Many in HR not proactive about U.K.'s auto-enrolment pension scheme

Only one-third know date new rules apply: CIPD
|hrreporter.com|Last Updated: 12/05/2011

Many organizations in the United Kingdom are not taking a proactive approach to preparing for the auto-enrolment pension scheme, according to a survey of 653 HR professionals. As of 2012, employers will be legally obliged to automatically enrol workers aged 22 years or over and earning more than around £7,500 (C$11, 926) into a qualifying pension scheme to which the employer must contribute.

While 75 per cent of employers are fully aware of imminent changes to workplace pension schemes, less than one third (32 per cent) of employers know the date on which the new rules will apply to them. That's the finding of Labour Market Outlook: Focus on 2012 Pension Changes, a report from the Chartered Institute of Personnel and Development (CIPD).

Almost one-half (47 per cent) of respondents said their organization had either not identified their staging date (28 per cent) or were unsure (19 per cent). Almost one-third (31 per cent) of respondents working for organizations with 250 or more employees, whose staging dates are the most imminent, were unsure if their date had been identified or not.

Similarly, 38 per cent of respondents working for large organizations were unable to say whether or not the organization had already modelled the financial consequence of auto-enrolment, or was planning to do so within the next 24 months.

"My suspicion is that in these instances HR has assumed that another team or department within the organization is dealing with the response to the 2012 pension changes,” said Charles Cotton, CIPD reward adviser. “The concern is that these other departments may be assuming that HR is taking the lead in this area and so no actual progress is being made.”
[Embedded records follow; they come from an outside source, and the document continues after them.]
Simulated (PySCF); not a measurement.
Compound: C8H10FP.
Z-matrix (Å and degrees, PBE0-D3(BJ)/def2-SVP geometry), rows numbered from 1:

And even if another department or team is responsible for this issue, it is important HR is involved in the organization’s plan for the introduction, implementation and communication duties arising from auto-enrolment, he said.

“By taking a proactive, rather than reactive, approach to preparing for auto-enrolment, organizations will be better placed to phase in any potential cost impact and to position themselves as employers of choice by communicating the benefits of saving for retirement."

However, 24 per cent of respondents and one-sixth of small and medium-sized employers (14 per cent) have already examined the cost implications of auto-enrolment and another 34 per cent of large employers and 37 per cent of SMEs are planning to do so within the next 12 months. Among those that have already costed the impact of auto-enrolment, 42 per cent said it will have no impact on the value of their current pension offering, while 22 per cent reported it will increase.

Almost one-quarter (22 per cent) anticipate making their scheme less generous as a result of auto-enrolment. An additional 13 per cent said they currently do not know what the outcome will be, found CIPD.